While Jimmy throws himself into a naively optimistic future, Gretchen seeks shelter in the past. By going back to Ty (Stephen Schneider) in “Odysseus”, she is trying to revert to her former, non-attached self, happy to be unhappy as long it spares her from opening herself to others, and entering something meaningful.
It’s a skilled, masochistic practise many of us perfect in the aftermaths of a particularly cruel break-up: going back to something you already know is bad for you, is safer than searching for something bad that may end up being good. Like Boone (Colin Ferguson), whom she gladly fucks because she assumes he’s married. Upon finding out he’s not, shit gets entirely too real for her. But just as she is about to bolt, she realizes it may be time for her to let people in and grants Boone the chance to try.
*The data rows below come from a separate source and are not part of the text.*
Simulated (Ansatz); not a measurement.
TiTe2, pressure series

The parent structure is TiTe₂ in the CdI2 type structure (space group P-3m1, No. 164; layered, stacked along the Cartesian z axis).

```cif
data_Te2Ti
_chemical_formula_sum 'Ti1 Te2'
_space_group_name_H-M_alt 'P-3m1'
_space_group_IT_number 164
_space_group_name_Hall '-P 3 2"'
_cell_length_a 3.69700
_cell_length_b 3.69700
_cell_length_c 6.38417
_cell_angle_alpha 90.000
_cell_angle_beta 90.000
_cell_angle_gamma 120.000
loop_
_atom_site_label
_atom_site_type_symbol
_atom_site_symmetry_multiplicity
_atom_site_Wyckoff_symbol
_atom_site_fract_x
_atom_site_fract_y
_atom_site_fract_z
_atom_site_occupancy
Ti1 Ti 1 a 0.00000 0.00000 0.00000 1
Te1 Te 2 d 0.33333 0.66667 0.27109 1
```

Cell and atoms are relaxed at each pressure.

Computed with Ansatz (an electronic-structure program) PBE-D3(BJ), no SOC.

Edgar (Desmin Borges) and Lindsay’s (Kether Donohue) new relationship informs what this season is truly about: finding (back to) yourself, and losing what connected you to your old friends in the process. Lindsay has finally come to stand on her own two feet, with an exciting new job and her own apartment to show for it. Edgar is thriving as a comedy writer, and is finding back to his former self after particularly difficult, and continuing episodes of PTSD.
Previously, Gretchen and Jimmy may have been considered the adults on the show – if only due to their respective professional statuses – but the roles have reversed. Now it’s Edgar and Lindsay who no longer have time for Jimmy and Gretchen’s immature take on work ethics, relationships and life in general. They have outgrown the two people who, up until now, always cast them in their supposedly superior shadow, and it’s as scary as it is liberating to loosen the bonds of their most intimate, if not outdated, relationships.
Jimmy and Gretchen may not be entirely aware of it yet, but without Lindsay and Edgar to look to for constant support, they don’t really have a lot of other prospects where friendships are concerned. Jimmy goes as far as to – in true, shitty style – down right refute Edgars attempts at bonding with him on a profound, grown-up level, and Gretchen is too wrapped up in herself to care about Lindsay’s troubles with winning her work-colleagues over as friends.
When Gretchen returns to her parental home to welcome her nephew into the world, a box of childhood memories has her dredging up the past and contemplating her present self, and unrealistic future. In “Not the Best Bet”, the strongest episode of the season so far, Gretchen finds herself clinging on to dangerously nostalgic territories to escape her current situation.
Entering her paternal home, she immediately hides beneath her hoodie. A sign of her obvious discomfort as she finds herself in familiar limbo – stuck between feeling obligated to play the role of the sweetly catastrophic daughter, and wanting to own her adult self. Although she has returned home to celebrate a family moment, she cannot bring herself to be with them for it would mean honing a caricature of her real identity. Instead, she heads to the local Roller Rink to rekindle her friendship with Heidi (Zosia Mamet), her former BFF who survived childhood leukaemia.
Initial catch-up chatter is somewhat stiff as Gretchen fishes for common ground, but the only thing they truly seem to share, is the fact that neither of them feel their respective lives are what they thought they would be. Sat in the parking lot looking out on the apocalyptic shopping centre that was once home to many a teenage milestone event – Heidi got her ears pierced here while Gretchen got fingered for the first time in the changing room of a fashion shop – they reminisce about the days in which hanging out at a shopping mall was still a thing. Now it’s nothing but a luxurious hangout for meth heads, stray dogs and partying teenagers – and even the teenagers have changed.
Entering the desolate mall armed with booze and smokes, they find a group of junior high schoolers whining about how stressful it is to be a millennial, what, with all the constant bombardment of information and advertisement. The roles are established naturally, with the two thirty-year-olds exercising peer pressure on their younger counterparts in a game of truth or dare. They spend the kind of night together that would have left them reeling with naïve excitement back when they were sixteen, but in the cold light of the dawning morning, Heidi sees it for what it was: a pathetic attempt at escaping adult life, if even for a moment.
Gretchen warned the teenaged mall rats about the fact that “grown up stuff sucks” and that it’s “all downhill from here,” but unlike Heidi, she is doing nothing to help herself with finding peace in being an adult. In her attempt to find a new beginning with old roots, she merely confronted what she already knew: she is but a visitor in a place that no longer is hers, a visitor in the lives of people who easily like or want her, but never get the chance to know her. There’s no going back for Gretchen, or anyone of us. There’s only the long, scary road ahead.